Young boys and girls from all around the world have been desperate to try to fulfil their top flight ambitions in recent years, because the product created by millions invested in the most exhilarating talent on offer was simply too irresistible.
Manchester City maverick Rayan Cherki offered us a way out on Sunday. And those so wrapped up in the focus on results could not handle it.
“I think it’s a bit too early for that if I am being honest,” said chief party pooper, Gary Neville, after Cherki had performed three kick-ups in the second-half of Sunday’s Carabao Cup final. “That was a little bit arrogant.”
The France international’s manager, Pep Guardiola, immediately shook his head in disgust too. Guardiola can be forgiven, given his vested interest. Neville spends so much time being negative about Manchester United, repeating the same “it’s not as good as it was in my day” mantra, that anything that could put victory in jeopardy automatically elicits chastisement.
In this season of all seasons, in a league of bruisers, we need these few seconds of sweet relief. A glimpse into the past when football used to be fun.

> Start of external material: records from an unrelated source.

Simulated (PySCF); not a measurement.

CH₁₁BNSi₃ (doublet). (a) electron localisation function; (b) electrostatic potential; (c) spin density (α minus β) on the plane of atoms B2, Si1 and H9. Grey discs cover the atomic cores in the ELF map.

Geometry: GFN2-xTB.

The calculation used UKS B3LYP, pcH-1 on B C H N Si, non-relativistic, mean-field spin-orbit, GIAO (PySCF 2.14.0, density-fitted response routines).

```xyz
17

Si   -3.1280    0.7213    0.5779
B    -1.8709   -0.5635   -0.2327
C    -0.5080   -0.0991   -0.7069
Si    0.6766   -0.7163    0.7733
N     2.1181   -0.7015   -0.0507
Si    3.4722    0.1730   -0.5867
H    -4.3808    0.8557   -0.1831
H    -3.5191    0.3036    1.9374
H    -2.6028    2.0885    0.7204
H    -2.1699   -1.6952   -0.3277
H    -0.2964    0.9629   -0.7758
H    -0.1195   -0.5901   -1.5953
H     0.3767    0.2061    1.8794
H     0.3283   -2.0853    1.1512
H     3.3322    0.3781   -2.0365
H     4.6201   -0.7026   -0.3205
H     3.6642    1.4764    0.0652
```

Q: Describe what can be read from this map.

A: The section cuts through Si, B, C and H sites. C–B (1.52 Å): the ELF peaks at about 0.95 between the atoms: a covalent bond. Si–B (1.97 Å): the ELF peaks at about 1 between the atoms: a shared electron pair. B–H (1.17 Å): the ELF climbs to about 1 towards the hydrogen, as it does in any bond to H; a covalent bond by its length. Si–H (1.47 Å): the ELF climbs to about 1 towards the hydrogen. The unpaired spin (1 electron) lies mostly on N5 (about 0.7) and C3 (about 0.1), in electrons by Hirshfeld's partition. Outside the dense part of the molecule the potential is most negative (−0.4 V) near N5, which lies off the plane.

It was not out of character. As Guardiola clinched his 40th career trophy and Arsenal’s long wait for a title dragged on, the City boss was about to burst into celebration as the referee blew the final whistle at Wembley. Only to be barged in the back by the only player who comes close to his own nonconformist mindset.

City have spent half a billion pounds in the past 18 months. While many of their captures have impressed, filling the shoes of elite treble winners Kevin De Bruyne, Ilkay Gundogan, Kyle Walker and Ederson has proven a tough task, especially in the short term.
Plenty have come in and excelled, but to the level of their illustrious predecessors? Cherki is again the only one to buck the trend.
His all-round performance in the second-half against Arsenal was a lesson to the then quadruple-chasing Gunners: brute and brawn can only get you so far.
On the grandest of stages, ingenuity, breathless skill and attacking intent, conspicuous by its absence on a weekly basis in the Premier League, can still win the day.
If the byproduct of a player with that enviable level of supreme ability on the ball is that, every now and then, he might start doing kick-ups in the middle of the pitch, even when a game is far from won, then so be it.
It is a sacrifice more managers now must be willing to take, for everyone’s sanity. Did we say the same about Ronaldinho’s no-look passes? Or Cristiano Ronaldo’s mindboggling stepovers?
Neville might believe what Cherki did to be arrogant, but boy could the Premier League do with some arrogance right now. Remember when football used to be fun? No, me neither. So let those who are trying to take us back to those days do what they want, when they want and more often.